Almost immediately upon John McCain’s Earth-shattering selection of Sarah Palin Friday, the Obama campaign and other left-leaning pundits shot back with cries of the Alaskan governor’s “inexperience.”
For that matter, and in spite of the seismic energy that seemed to have resurrected a largely lethargic and disillusioned conservative base, there were even some on the Right that were less than enthusiastic with McCain’s choice of Palin because of the latter’s alleged “lack of experience.” Their concern is that since McCain and Republicans generally have made Barack Obama’s “inexperience” a key issue in this presidential race, Palin’s addition to the ticket threatens to nullify this strategy.
I reject the argument from inexperience, whether it is used against Palin, Obama, or any politician running for the presidency.

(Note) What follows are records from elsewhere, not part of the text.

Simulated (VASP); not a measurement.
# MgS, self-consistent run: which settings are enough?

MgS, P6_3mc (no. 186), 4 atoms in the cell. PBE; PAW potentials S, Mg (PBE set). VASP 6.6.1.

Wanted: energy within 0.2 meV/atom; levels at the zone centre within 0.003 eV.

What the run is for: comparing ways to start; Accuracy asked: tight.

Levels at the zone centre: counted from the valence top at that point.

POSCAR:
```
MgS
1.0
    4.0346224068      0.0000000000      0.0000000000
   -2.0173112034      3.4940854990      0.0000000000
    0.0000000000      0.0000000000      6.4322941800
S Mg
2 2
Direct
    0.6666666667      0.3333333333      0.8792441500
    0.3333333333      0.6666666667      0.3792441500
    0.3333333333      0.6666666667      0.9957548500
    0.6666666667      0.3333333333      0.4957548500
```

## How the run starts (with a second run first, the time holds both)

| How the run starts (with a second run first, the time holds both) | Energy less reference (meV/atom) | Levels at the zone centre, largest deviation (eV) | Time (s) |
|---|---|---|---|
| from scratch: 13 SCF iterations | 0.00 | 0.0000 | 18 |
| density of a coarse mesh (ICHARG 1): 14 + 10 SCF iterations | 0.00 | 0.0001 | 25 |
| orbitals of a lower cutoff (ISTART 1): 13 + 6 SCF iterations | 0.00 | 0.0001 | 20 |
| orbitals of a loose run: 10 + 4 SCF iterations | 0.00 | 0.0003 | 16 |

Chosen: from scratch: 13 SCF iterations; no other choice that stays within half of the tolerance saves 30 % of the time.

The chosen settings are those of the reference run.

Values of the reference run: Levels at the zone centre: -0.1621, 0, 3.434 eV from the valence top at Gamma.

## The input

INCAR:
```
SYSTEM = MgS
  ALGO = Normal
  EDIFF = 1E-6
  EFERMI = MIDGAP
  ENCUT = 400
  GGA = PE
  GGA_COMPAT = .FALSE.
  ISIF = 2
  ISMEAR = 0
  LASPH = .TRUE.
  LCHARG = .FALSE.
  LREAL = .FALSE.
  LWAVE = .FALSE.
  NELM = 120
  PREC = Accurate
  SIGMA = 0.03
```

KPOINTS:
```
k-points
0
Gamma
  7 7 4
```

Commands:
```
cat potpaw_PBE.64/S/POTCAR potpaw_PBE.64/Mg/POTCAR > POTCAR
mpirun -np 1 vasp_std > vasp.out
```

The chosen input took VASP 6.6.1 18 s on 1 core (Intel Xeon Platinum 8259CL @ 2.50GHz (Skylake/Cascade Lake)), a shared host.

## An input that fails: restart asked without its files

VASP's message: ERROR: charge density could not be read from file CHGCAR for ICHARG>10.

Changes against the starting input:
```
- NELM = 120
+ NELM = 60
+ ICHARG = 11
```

That I am no fan of Obama is a brute fact to which anyone can readily attest. Yet for all my criticisms, I have never said anything about his “inexperience.” Joe Biden’s comment that the presidency “isn’t something that lends itself to on-the job training,” while perhaps widely held, is at best puzzling, at worst profoundly mistaken.
When it is said of a politician (or anyone, for that matter) that he or she lacks the relevant experience for any given job, what is being said of that person is that he or she lacks knowledge of that job’s demands. That is, those who make the argument from inexperience assume that knowledge is ultimately based on experience, by which is meant habit or practice.
This conception of knowledge is sound, as far as it goes, and it has found support from conservative thinkers from Aristotle to the present: if you want to know -- genuinely know -- what cookery requires, you must know how to cook, and if you want to know what carpentry demands, you must know how to do carpentry. But the only way to know how to be a cook or a carpenter is by practicing cookery and carpentry, respectively. Yet what is true of carpentry and cookery is true of all human activities: knowing is inseparable from and dependent on doing.
Just the slightest reflection on any human practice, from science to mathematics to language use, readily confirms that knowledge is indeed experience. Yet this we seem to either truly forget when we accuse Obama, Palin, or anyone else of being too “inexperienced” to be president, or conveniently ignore so as to score political points.
If, as the argument from “inexperience” itself supposes, knowledge of any given activity can be had only from routinely engaging in that activity, then no one except for a president can really know what being a president requires. In other words, only those who have occupied the office of the presidency can be said to have the requisite “experience” for the job. Thus, in this sense, all of the candidates on both the Democratic and Republican tickets are “inexperienced” vis-à-vis the office of the presidency.
Yet there are a few considerations to bear in mind:
- It is precisely because the presidency is such a crucial job that no president is ever without a small army of advisors. The effectiveness of the “3:00 A.M. phone calls to the White House” ads notwithstanding, no president’s decisions are made, or expected to be made, independently of the counsel of numerous others whose jobs exist for the sole purpose of seeing the president along.
- The argument from inexperience as it pertains to the presidency is one that our Founding Fathers would have found exceptionally peculiar. The men who crafted and approved the United States Constitution never envisioned “career politicians” of the Biden/McCain variety, and they expected the offices of government to be occupied by ordinary American citizens who, upon fulfilling the “call” to public service, would return to the private stations from whence they came.
- The presidential office is an executive office. Insofar as Palin is the only person on either ticket who has the experience of discharging executive responsibilities -- she was a mayor and a governor -- she has less inexperience than McCain and their rivals. When Democrats attempt to make an issue of her “inexperience,” they point out the speck in their neighbor’s eye while neglecting the beam in their own.
- Finally, next to the presidency itself, the vice-presidency is the closest -- and best -- thing to “on the job training” for the presidency as any. It is an apprenticeship, of a sort. Let us not forget that Palin is not running for the presidency, but for the vice-presidency. Obama, on the other hand, with zero executive experience, expects to be president in just two short months.
We would all be well served to let it go the way of the dinosaur.